How to benchmark memory usage of a function?

Question

I notice that Rust's test has a benchmark mode that will measure execution time in ns/iter, but I could not find a way to measure memory usage.

How would I implement such a benchmark? Let us assume for the moment that I only care about heap memory at the moment (though stack usage would also certainly be interesting).

Edit: I found this issue which asks for the exact same thing.

Answer 1

You can use the jemalloc allocator to print the allocation statistics. For example,

Cargo.toml:

[package]
name = "stackoverflow-30869007"
version = "0.1.0"
edition = "2018"

[dependencies]
jemallocator = "0.3"
jemalloc-sys = {version = "0.3", features = ["stats"]}
libc = "0.2"

src/main.rs:

use libc::{c_char, c_void};
use std::ptr::{null, null_mut};

#[global_allocator]
static ALLOC: jemallocator::Jemalloc = jemallocator::Jemalloc;

extern "C" fn write_cb(_: *mut c_void, message: *const c_char) {
    print!("{}", String::from_utf8_lossy(unsafe {
        std::ffi::CStr::from_ptr(message as *const i8).to_bytes()
    }));
}

fn main() {
    unsafe { jemalloc_sys::malloc_stats_print(Some(write_cb), null_mut(), null()) };
}

In a single-threaded program that should allow you to get a good measurement of how much memory a structure takes. Just print the statistics before the structure is created and after and calculate the difference.

---

You can also use Valgrind (Massif) to get the heap profile. It works just like with any other C program. Make sure you have debug symbols enabled in the executable (e.g. using debug build or custom Cargo configuration). You can use, say, http://massiftool.sourceforge.net/ to analyse the generated heap profile.
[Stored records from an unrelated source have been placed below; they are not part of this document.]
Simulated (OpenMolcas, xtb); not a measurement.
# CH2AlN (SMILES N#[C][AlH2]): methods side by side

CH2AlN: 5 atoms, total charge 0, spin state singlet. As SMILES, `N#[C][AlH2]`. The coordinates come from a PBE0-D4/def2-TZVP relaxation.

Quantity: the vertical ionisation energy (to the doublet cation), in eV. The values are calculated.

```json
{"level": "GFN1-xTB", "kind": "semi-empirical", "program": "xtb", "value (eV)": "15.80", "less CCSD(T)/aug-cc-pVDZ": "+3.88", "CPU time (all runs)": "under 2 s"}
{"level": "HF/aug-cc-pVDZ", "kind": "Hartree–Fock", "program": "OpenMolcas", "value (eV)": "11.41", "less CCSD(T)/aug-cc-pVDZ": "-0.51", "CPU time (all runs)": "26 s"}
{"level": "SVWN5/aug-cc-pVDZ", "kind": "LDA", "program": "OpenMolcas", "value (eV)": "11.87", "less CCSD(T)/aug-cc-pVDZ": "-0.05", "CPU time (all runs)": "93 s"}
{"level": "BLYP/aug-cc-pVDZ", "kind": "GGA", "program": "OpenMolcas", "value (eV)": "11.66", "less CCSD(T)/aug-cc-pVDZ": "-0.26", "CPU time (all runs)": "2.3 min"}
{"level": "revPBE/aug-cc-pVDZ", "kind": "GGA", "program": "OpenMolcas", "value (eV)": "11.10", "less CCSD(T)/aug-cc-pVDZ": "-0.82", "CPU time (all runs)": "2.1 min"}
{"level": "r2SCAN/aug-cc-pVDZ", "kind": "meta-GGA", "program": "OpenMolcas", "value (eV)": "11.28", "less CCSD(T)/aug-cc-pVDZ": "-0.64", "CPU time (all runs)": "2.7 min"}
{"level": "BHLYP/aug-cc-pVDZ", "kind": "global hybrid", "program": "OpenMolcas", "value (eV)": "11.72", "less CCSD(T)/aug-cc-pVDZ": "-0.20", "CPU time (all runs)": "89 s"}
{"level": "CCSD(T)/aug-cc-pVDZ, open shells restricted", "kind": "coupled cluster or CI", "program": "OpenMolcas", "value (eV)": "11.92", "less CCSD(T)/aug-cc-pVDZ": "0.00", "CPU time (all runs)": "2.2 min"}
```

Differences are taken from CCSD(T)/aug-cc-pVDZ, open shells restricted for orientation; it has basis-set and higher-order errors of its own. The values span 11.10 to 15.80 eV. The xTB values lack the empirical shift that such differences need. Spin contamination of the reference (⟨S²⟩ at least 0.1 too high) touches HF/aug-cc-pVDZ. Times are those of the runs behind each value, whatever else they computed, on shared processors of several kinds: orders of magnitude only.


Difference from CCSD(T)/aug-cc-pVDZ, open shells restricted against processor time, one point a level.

(I verified this to work on Debian Jessie, in a different setting your mileage may vary).

(In order to use Rust with Valgrind you'll probably have to switch back to the system allocator).

P.S. There is now also a better DHAT.

---

jemalloc can be told to dump a memory profile. You can probably do this with the Rust FFI but I haven't investigated this route.

Answer 2

As far as measuring data structure sizes is concerned, this can be done fairly easily through the use of traits and a small compiler plugin. Nicholas Nethercote in his article Measuring data structure sizes: Firefox (C++) vs. Servo (Rust) demonstrates how it works in Servo; it boils down to adding #[derive(HeapSizeOf)] (or occasionally a manual implementation) to each type you care about. This is a good way of allowing precise checking of where memory is going, too; it is, however, comparatively intrusive as it requires changes to be made in the first place, where something like jemalloc’s print_stats() doesn’t. Still, for good and precise measurements, it’s a sound approach.

Answer 3

Currently, the only way to get allocation information is the alloc::heap::stats_print(); method (behind #![feature(alloc)]), which calls jemalloc's print_stats().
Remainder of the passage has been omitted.